GDP growth rate in Q2 will be possibly sub 4.5%: SK Ghosh, SBI
If we are in the range of 5.5-5.8% even in Q3 and Q4, growth rate could go even below 5%
What makes you believe that the GDP print for the second quarter is going to be sub 5%?
All indicators are showing a slowdown, had shown a slowdown in the July to September quarter. If you look into the acceleration rate of the 33 leading indicators which we track and which has the close correlation with the GDP growth rate, monthly acceleration rate is now down to 17% in September. That is a historical low and it has been declining from around 65% just a couple of years back to around 17% right now. Deceleration has been significant and it has gained pace from March 2019. While there could always be some plus minus 10-20 bps impact on the estimates, it is certain that the GDP growth rate this quarter will be sub 5% and possibly sub 4.5%.
What you are saying is that India now slips below the 5% GDP growth club. Now 5 and 4.99 does not matter but the minute you go below 5%, the money allocators will be wary?
Yes, I do not want to get into investment allocation, but the fact is that the growth rate this quarter will be significantly on the lower side. However, thanks to the huge RBI surplus transfer, there could be an artificial bump up to the growth rate -- may be from 4.2%, it can go to 4.3-4.4%, But the point is that Q3 and Q4 as of now does not look promising. So, in order to get to 5% growth rate, at least one of the quarters has to hit 6% and that could be in Q4. If you are in the range of 5.5-5.8%, even in Q3 and Q4 that could pool down the growth rate to 5% or even below that. This year, the growth rate does not look promising as of now.

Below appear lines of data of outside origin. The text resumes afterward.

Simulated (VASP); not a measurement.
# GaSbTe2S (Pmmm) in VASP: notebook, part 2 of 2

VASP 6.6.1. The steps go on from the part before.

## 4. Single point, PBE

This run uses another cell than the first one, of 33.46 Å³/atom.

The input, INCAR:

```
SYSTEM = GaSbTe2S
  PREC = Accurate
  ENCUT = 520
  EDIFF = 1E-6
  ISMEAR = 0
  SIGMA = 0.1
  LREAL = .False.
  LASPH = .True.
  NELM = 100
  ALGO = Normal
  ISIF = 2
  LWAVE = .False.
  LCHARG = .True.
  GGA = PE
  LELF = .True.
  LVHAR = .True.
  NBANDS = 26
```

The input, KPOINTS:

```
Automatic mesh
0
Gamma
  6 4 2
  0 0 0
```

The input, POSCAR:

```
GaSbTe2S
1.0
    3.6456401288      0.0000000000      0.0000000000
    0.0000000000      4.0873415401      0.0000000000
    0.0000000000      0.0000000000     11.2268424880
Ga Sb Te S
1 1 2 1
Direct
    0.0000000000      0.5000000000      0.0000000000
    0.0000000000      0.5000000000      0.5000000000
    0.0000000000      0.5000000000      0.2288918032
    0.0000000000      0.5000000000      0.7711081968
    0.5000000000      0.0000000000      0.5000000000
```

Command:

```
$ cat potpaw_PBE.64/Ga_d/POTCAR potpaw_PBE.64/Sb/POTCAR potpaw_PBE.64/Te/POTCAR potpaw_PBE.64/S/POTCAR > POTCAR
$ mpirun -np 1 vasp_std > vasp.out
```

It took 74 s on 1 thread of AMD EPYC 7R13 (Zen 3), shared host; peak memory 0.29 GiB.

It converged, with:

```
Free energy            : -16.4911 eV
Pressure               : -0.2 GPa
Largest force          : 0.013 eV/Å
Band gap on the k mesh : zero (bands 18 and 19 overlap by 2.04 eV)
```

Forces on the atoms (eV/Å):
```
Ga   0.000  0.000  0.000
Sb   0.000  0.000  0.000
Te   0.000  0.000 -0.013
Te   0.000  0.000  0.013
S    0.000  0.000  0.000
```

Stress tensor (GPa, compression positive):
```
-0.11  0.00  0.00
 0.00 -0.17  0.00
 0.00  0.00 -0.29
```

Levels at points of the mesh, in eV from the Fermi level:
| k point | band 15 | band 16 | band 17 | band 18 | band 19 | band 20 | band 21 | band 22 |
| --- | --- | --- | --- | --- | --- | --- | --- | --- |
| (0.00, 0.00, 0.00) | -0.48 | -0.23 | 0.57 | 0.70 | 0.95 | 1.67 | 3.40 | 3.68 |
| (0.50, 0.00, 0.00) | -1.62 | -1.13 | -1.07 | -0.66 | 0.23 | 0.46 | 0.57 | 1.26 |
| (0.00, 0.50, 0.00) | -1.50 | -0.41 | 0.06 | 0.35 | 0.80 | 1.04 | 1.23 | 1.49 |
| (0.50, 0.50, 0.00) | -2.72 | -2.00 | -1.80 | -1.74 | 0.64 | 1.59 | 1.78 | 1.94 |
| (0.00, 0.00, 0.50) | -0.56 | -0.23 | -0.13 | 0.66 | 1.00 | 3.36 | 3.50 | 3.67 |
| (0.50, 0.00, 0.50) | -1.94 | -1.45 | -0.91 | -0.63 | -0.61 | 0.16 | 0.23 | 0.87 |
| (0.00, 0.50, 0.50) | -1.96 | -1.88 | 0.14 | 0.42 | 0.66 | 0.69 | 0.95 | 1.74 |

Given the fact that it has been cut to sub 5%, this is obviously an indication that next year’s growth is now going to be sub 6%?
As of now, we have pegged an extra growth rate of 6.2%, Next year could be favourable because there a lot of steps are being taken. Even the fact that RBI is cutting rates and the transmission happens with a lag, there could possibly be some amount of pick up in consumption. But we again believe that rate cuts may not work out because the household leverage is at higher levels and given the fact that consumers are not willing to spend, you will see that this year, the consumer spending post Diwali was very minimal which is again a contrarian trend. So, if the consumers are not spending, demand is not coming back.
The steps which the government has taken will only take time to permeate through the system. We are still at 6.2% to next year as of now. But it will depend on how the situation evolves.
Should one look to the central banks and hope for larger rate cuts? The central bank has already been in an easing mode and does not have much elbow room. If the GDP is to be sub 5%, what can we expect from them?
Obviously, there will be pressure on the central bank to cut rates but beyond that, a couple of steps are required. The resolution of the NBFC sector crisis is needed because the NBFC sector has been doing badly and the credit flow has almost collapsed from the sector. Then there are sectors like power where in October, the demand was at an all-time low. In a growing economy, it is very difficult to believe that power demand is at negative levels. Structural problems with the discoms, the telecom sector are already in the news.
So, we need to address sector-specific problems one by one and the fiscal and monetary policies will only work on the supplement we need to sector specific policies. For example, we have to see IBC resolutions are satisfactory. It is not an easy thing to do. It is not that the fiscal and monetary policy will do everything. Until and unless we solve the basic problems, it will be difficult for growth to come back.